Cloud data management startup Druva raises $80M
There is an ongoing trend among businesses to put more of their data into the cloud — and as part of that, to bring ever more smartphones, tablets, laptops and other devices on to their networks to create and consume that data. That is driving a lot of traffic to startups building smart ways to capture, back up and analyse these increasingly complex network architectures. Today, one of the bigger of these startups is announcing a large round of funding.
Druva — which has built a platform that provides backup and data protection for some 4,000 business networks’ various endpoints, infrastructure and apps as of today — has raised $80 million to double down on providing data management and protection for companies that have built networks that use public cloud platforms, going head to head with the likes of EMC, Commvault and Veritas, as well as other data management startups like Rubrik.
“The secondary storage space is ripe for disruption based on the convergence of workloads and the adoption of cloud,” co-founder and CEO Jaspreet Singh told TechCrunch.
This latest round brings the total raised by Druva close to $200 million. It was led by Riverwood Capital (a VC that specialises in growth rounds), and also included participation from previous backers Sequoia Capital India, Nexus Venture Partners, Tenaya Capital, “and most other existing venture investors.”
While Singh would not disclose Druva’s valuation, he did describe this funding as “opportunistic” and the company’s valuation as “a significant up round as the combination of our execution and market opportunity have enhanced our market value significantly.”
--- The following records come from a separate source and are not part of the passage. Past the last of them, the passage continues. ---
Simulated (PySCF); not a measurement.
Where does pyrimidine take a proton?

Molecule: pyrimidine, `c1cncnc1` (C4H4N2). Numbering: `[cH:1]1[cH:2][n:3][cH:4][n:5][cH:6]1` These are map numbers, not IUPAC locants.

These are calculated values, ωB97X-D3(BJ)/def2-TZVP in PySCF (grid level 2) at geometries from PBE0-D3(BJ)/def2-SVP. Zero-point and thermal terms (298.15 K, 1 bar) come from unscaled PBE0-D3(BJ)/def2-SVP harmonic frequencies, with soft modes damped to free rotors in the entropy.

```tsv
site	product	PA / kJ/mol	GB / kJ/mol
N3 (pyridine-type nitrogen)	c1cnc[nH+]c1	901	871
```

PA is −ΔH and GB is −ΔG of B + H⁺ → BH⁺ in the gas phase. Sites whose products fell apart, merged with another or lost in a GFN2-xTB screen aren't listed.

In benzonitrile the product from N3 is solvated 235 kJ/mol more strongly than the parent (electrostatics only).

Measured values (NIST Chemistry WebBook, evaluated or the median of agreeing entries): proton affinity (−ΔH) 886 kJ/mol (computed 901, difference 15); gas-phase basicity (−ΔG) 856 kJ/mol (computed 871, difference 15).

As a point of comparison, one of its competitors Rubrik is now valued at $1.3 billion after raising $180 million earlier this year. And Druva’s valuation was last estimated to be around $637.5 million at its last round ($51 million in 2016), and the company tells me it has grown over 300 percent in the last year, with some of its customers including Continental, Emerson, Flex and Fujitsu.
One observer has described the company as on track to be the first SaaS “unicorn” (that is, valued at $1 billion or more) to come out of India, as Druva was originally founded in Pune before relocating to sunny Sunnyvale.
With the rise of more devices on networks, there is ever more data stored in different places. At the same time, we’re seeing a huge rise in malicious activity from those looking to hack networks to disrupt them and steal that data. As a result, data management and adjacent areas like data protection and analytics pose some of the most pressing areas in IT services today. Druva’s Singh estimates data management and protection as a $28 billion market opportunity at the moment.
While there are a number of companies out there that are racing to fill that market need, the notable thing about Druva is that it has built a platform that’s aiming to provide several of these (and potential more) services all in one place: “data management as a service,” as the company describes it:
One area where Druva has been developing its services has been in growing the number of features that the platform provides: for example, earlier this year it started to offer a facility to protect data on its platform from ransomware.
“Historically, the cloud was synonymous with mobility and we focused on an under-served market for endpoint protection. Today, with broad cloud adoption, there is disruption in how data within core data center, brick & mortar, or cloud data can be protected,” Singh said about the company’s plans for further features.
Other areas include maximising what companies can get out of secondary data. “Data is the new oil, and backup copy has rich chronological records for the company – which has never been used for greater good,” he said. “Traditionally, hardware-software approach made it complicated, and IT had it’s own silos. With cloud, we wish to break that and help take the customer through a journey from data protection to data governance and finally to data intelligence.
While the company building all this into a bigger platform is one reason investors are interested, so is the company’s financials: currently the gross margin is over 70 percent and Druva has 100 percent recurring revenues.
“Cloud Data Protection and Management solutions are massively disrupting the secondary storage industry,” said Jeff Parks, co-founder and general partner at Riverwood Capital, in a statement. “Druva delivers an as-a-service protection and management solution for all enterprise data encompassing infrastructure, endpoints, and cloud applications. We are impressed by Druva’s ability to help organizations re-define their data protection and management strategy in a cloud first world leveraging the performance, scale, ease of use and TCO benefits of the public cloud and SaaS. The effectiveness of Druva’s technology has been lauded by a large list of customers. With high customer satisfaction, strong brand loyalty, proven technology innovation and seasoned leadership team, Druva is best positioned to drive the as-a-service transformation of enterprise data protection and management.”
Longer term, the company’s plans include the potential for an IPO, but Singh doesn’t rule out that there are other potential outcomes.
“We still believe IPO is the right outcome for the company,” he said. “Data protection is a massive market that is growing for cloud adopters. We are not limited [by a total addressable market] and have built an impressive execution engine to go capture this. As our opportunity is so large, our focus is simply on accelerating the growth of Druva versus on the exit strategy. An IPO is an option for us to consider as we build our company further, but it is one of many options available to us as we execute.”